Online fashion retailer ASOS is calling on other firms in the sector to take stronger action to eliminate modern slavery from their supply chains, after teaming up with several of its third-party brands to develop a five-point “roadmap”.
Published today (26 March) ahead of the House of Lords’ Modern Slavery Forum, the call to action urges brands appearing at the event to implement “meaningful” practices to prevent human rights abuses in their supply chains and support the victims of past offences.
Specifically, it recommends that all fashion firms should map modern slavery risks across their own supply chains, train their employees to identify risks and cases on the ground, and work collaboratively to develop tools which help suppliers to eradicate unethical practices.
ASOS is additionally calling on designers, retailers and suppliers to strengthen the statements they publish under the Modern Slavery Act on an annual basis, and to meet each year to provide evidence of the progress they have made and co-create solutions to remaining challenges.
The likes of Dr Martens, Missguided, New Look and River Island have already agreed to take these moves, which will now be presented to brands such as Boohoo, Fred Perry and Marks & Spencer (M&S) at the House of Lords this afternoon. The session will be co-hosted by ASOS and the All-Party Parliamentary Group on Ethics and Sustainability in Fashion’s co-chair Baroness Lola Young.
“With a growing legislative focus on modern slavery, there’s never been a better time to act together to drive systemic change in the industry,” ASOS’s chief executive Nick Beighton is expected to tell attendees at the forum.
Baroness Young, meanwhile, is set to explain that making the pledge will “show that there is space for pre-competitive collaboration when it comes to ensuring human rights due diligence”.
The event coincides with the publication of ASOS’s latest Modern Slavery Act statement – its first since launching a factory list and interactive sourcing map for all tier one and tier three suppliers across its own-brand lines. The 12-page document reveals that ASOS has now achieved all of its 2016-2017 modern slavery commitments, and is now targeting a new set of 2020 goals which also cover its third-party portfolio of brands.
Business in the UK with a turnover of more than £36m are already legally required to publish Modern Slavery Statements, that set out the steps being taken to stop forced labour practices if found in their business and supply chain.
Who made my clothes?
Fashion is one of the largest industries in the world, employing around 75 million people worldwide and producing 100 billion garments every year.
But for all of its benefits to the global economy, the sector is believed to be the second highest-risk industry for modern slavery after technology and employs thousands of people below their nations’ living wage. Indeed, Fashion Revolution claims that none of Europe’s 150 largest fashion retailers are transparent about more than 60% of their supply chain activity.
Modern slavery in fashion supply chains has long been a concern for the industry, with one BBC expose having revealed that Syrian refugees earning as little as £1 per hour were working in third-party suppliers in Turkey, linked to a number of high-profile fashion retailers.

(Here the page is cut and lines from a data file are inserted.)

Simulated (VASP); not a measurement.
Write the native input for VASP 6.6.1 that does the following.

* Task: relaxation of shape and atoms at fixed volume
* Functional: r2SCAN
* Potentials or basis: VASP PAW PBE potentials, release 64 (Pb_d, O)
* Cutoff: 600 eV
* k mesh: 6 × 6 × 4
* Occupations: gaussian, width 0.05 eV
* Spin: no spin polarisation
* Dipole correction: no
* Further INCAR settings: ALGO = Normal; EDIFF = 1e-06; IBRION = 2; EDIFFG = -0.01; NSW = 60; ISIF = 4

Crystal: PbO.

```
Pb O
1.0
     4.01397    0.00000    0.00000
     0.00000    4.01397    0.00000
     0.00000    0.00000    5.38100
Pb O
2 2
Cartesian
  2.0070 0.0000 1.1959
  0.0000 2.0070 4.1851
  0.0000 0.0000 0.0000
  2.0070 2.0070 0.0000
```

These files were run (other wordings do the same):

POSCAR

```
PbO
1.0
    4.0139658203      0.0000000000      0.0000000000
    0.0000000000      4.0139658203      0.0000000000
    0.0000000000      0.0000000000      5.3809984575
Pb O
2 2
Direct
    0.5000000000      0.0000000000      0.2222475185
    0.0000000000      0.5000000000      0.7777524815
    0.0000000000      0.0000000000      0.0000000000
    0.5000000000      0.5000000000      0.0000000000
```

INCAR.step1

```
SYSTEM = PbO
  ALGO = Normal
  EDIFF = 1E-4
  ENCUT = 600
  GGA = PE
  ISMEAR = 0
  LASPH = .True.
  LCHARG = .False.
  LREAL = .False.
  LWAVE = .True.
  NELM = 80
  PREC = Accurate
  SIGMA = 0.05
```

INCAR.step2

More recently, H&M was accused by green campaigners of failing to fulfil a commitment to pay all garment workers enough to keep them above the poverty line.
These trends have spurred a wave of awareness of the issue among policymakers and consumers alike, leading many large fashion retailers, brands and designers to bolster their human rights practices. A coalition of the UK’s largest fashion retailers, including John Lewis and M&S, for example, recently partnered with the Gangmasters and Labour Abuse Authority and UK Government’s Modern Slavery Taskforce to help reduce forced labour risks in the sector. Similarly, the likes of Adidas, Gap and Primark have all expanded their social sustainability and responsible sourcing policies in recent months.
Looking to the near future, MPs are set to meet on Wednesday (27 March) for the first in a string of discussions on how policy can be altered to best help victims of modern slavery across the UK. They are expected to back plans to increase the amount of time for which a person who has been confirmed a victim of modern slavery can receive Government support, which currently stands at just 14 days.